Finally as you pointed out, probably 250 ps is so less a time for the system
to equilibrate,. My basic doubt is, since the process is deterministic (MD)
and not stochastic, and if the initial conditions are the same, should the

MD using numerical integration and a thermostat is deterministic only
"locally". after a bit it decorrelates exponentially, since it is
essentially a chaotic(!) system (ever heard of the butterfly effect?).

system not go to the same configuration at the end of X time steps
irrespective of whether it is in parallel or serial or am I missing here
something basic?

yes.

I shall also try other examples given in lammps such as PRD. That would be a
much better starting point I guess.

i am confused. what has parallel replica dynamics to do with self-diffusion?

axel.

p.s.: you forgot to explain those two weird "hydrogen half-ions"

Daniel_Casimir1 · July 16, 2013, 3:15pm

Finally as you pointed out, probably 250 ps is so less a time for the system
to equilibrate,. My basic doubt is, since the process is deterministic (MD)
and not stochastic, and if the initial conditions are the same, should the

MD using numerical integration and a thermostat is deterministic only
“locally”. after a bit it decorrelates exponentially, since it is
essentially a chaotic(!) system (ever heard of the butterfly effect?).

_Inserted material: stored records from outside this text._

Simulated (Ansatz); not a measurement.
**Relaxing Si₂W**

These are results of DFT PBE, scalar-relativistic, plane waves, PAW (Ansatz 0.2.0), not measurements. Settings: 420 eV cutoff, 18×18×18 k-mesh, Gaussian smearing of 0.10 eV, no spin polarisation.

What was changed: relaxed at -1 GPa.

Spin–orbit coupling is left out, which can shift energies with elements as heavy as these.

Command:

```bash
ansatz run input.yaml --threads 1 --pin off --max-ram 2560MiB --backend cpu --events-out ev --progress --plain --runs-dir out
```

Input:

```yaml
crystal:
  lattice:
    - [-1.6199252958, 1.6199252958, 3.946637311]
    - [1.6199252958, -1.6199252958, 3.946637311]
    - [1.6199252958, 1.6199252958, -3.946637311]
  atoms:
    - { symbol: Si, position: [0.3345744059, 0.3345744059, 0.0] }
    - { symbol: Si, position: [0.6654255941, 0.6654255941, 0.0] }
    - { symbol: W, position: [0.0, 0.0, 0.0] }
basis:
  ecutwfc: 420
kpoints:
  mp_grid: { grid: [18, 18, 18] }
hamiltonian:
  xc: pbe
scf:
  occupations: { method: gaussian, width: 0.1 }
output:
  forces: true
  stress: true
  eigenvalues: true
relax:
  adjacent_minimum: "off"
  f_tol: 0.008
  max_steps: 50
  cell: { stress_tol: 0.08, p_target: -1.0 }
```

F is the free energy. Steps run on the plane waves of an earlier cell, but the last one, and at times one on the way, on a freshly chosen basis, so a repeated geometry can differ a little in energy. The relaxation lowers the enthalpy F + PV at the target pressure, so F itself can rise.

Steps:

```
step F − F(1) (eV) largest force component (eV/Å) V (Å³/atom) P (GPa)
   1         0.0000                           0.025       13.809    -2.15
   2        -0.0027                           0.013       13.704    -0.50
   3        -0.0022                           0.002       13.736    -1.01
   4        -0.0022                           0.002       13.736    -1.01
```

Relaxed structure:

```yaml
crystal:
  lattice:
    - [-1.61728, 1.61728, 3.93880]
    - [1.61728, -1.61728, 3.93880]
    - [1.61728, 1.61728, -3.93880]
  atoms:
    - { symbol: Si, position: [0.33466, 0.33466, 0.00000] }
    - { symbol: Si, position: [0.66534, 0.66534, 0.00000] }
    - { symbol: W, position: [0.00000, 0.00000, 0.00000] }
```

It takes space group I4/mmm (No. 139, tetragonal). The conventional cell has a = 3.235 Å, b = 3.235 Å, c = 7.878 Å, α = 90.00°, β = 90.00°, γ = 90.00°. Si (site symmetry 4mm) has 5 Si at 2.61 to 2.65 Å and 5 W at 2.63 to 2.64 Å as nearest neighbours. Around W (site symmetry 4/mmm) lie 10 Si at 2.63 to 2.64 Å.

Is this Lyapunov Instability?

akohlmey · July 16, 2013, 3:16pm

Finally as you pointed out, probably 250 ps is so less a time for the
system
to equilibrate,. My basic doubt is, since the process is deterministic
(MD)
and not stochastic, and if the initial conditions are the same, should the

MD using numerical integration and a thermostat is deterministic only
"locally". after a bit it decorrelates exponentially, since it is
essentially a chaotic(!) system (ever heard of the butterfly effect?).

Is this Lyapunov Instability?

yes, it is.